Kansas And Arizona Creating Two-Tiered Voting Systems
As you may recall, at the end of the Supreme Court’s last term, the Court handed down a decision dealing with an Arizona law that purported to create a requirement that residents of the state must present proof of citizenship prior to registering to vote. The Court struck the law down because it was pre-empted by a Federal Law that has been the law for some 20 years known as the “Motor Voter Bill.” At its most basic level, the Court ruled that Arizona could not impose requirements beyond those required by the Federal Law, at least not for Federal elections. At the time, noted that Arizona could apply to have its separate requirements approved by the relevant Federal agency charged with the enforcing the law. Instead, though, it appears that the state has decided to join Kansas in going in an entirely different direction that would effectively set up a two-tiered voting system that could make some people ineligible to vote in statewide elections:
Arizona and Kansas, where top state posts come up for grabs next year, are creating two-tiered voting systems to bar some residents from casting ballots in all but congressional races unless they prove they’re U.S. citizens.
The dual methods are in response to a U.S. Supreme Court ruling in June that bars Arizona from rejecting federal voter-registration forms that don’t include proof of citizenship, which is required by both states. To comply, both plan to provide those voters with ballots listing just federal races.
“It is quite likely going to disenfranchise a number of voters,” said Julie Ebenstein, a lawyer with the Voting Rights Project of the American Civil Liberties Union in New York.
“It is going to cause a lot of expense to county election officials and confusion.”
State officials say they have little choice: the high court didn’t invalidate the statutes that require proof of citizenship to vote in state and local races. Critics say the mandates are designed to impede ballot access for minorities, the poor and older residents who may not have the needed documentation, such as a passport or a birth certificate.
“It’s a little bit of a mess for election officials,” said Matt Roberts, a spokesman for Arizona Secretary of State Ken Bennett. “We found ourselves in the middle of these two things.”
Supporters of the proof-of-citizenship requirements, passed by ballot initiative in Arizona in 2004 and by Kansas lawmakers in 2011, say they’re needed to ensure that noncitizens don’t participate in elections. On the federal form, created as part of the so-called “Motor Voter Law” intended to make registration easier, applicants swear that they are citizens, under penalty of perjury.
The state measures reflect larger battles over ballot access and the role of states in combating illegal immigration. In the months leading up to last year’s presidential election, Republicans pushed new laws requiring voters to present identification at the polls and other measures they said were needed to prevent fraud. Democrats cried foul, charging that the laws sought to suppress participation by those likely to favor their candidates, such as young people and Latinos.

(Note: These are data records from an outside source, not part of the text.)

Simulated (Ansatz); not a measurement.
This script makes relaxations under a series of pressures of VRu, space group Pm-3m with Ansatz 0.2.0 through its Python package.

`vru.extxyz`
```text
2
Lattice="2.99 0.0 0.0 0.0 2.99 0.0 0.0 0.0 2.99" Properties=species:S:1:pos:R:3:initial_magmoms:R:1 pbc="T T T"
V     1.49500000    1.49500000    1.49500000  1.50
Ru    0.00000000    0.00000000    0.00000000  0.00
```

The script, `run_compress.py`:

Kay Curtis, spokeswoman for Kansas Secretary of State Kris Kobach, said her state’s requirements aren’t set up to prevent voting by anyone who is eligible. Kobach, a Republican, is credited with helping Arizona lawmakers draft a 2010 immigration law that was mostly struck down by the Supreme Court in 2012.
“The law applies to every Kansan equally,” she said.
As a matter of law, this likely isn’t unacceptable on its face. Under the Constitution, Congress generally only has the authority to regulate matters related to Federal Elections while all other election requirements, including the terms for who is eligible to vote in state and local elections, is left up to the states. This is why the Motor Voter Bill applies only to how eligibility to vote in Federal Elections is determined. The only exceptions to this general rule come into place when there is evidence of discrimination in the state law, which typically requires that it was either adopted with the specific intent to impede the voting rights of protected minorities, or that its application has a disparate impact on such groups. Issues like that, of course, typically cannot be determined until the law has actually gone into effect. Essentially then, there is no specific rule forbidding Kansas and Arizona from doing this.
As Emily Badger notes, though, it’s still a pretty bad idea as far as policy goes:
This idea will have two obvious and unfortunate consequences: It will create mass confusion (TPM writes that Kansas is envisioning four different registration scenarios involving two different registration forms, with some people left ineligible to vote in any election). And by creating greater barriers to registration specifically in non-federal elections, the idea threatens to particularly impact elections for offices like mayor, city council, and state representative.
We already know that turnout in local elections tends to be dramatically lower than in national ones, with direct implications for who gets elected. If anything, we should be trying to find ways to boost local election turnout, not curtail it even further. History has also shown that the political representation of minorities in offices like city council has expanded over time right alongside protections for their voting rights.
The logistical headaches of trying to maintain two different voter lists, one for state elections and the other for Federal elections, would seem to be rather obvious. The people who maintain the rolls would be confused, the poll workers would be confused, especially in years where there are both Federal and state/local offices on the same ballot. One estimate states that the law would cost counties in Arizona an additional $200,000 to $250,000 per election cycle, and one assumes that the costs would be similar in Kansas, at least in the more heavily populated areas of the state. Purely as a matter of good government and fiscal conservatism, then, there would seem to be no justification for this law that could be said to be independent of the desire to make sure that certain people don’t vote.
None of this should be a surprise, though. As noted, Kansas Secretary of State Kris Kobach, who has been rumored to have ambitions of running for Governor some day, has been the one of the chief national movers behind the wave of restrictive voting and immigration laws that have swept the country in recent years. He was largely the architect of Arizona’s SB 1070, major parts of which were struck down by the Supreme Court, and played a role in crafting similar laws in other parts of the country. The fact that he came up with this idea shouldn’t really be surprising, and strikes me as one reason to be very suspicious of the motivations behind it.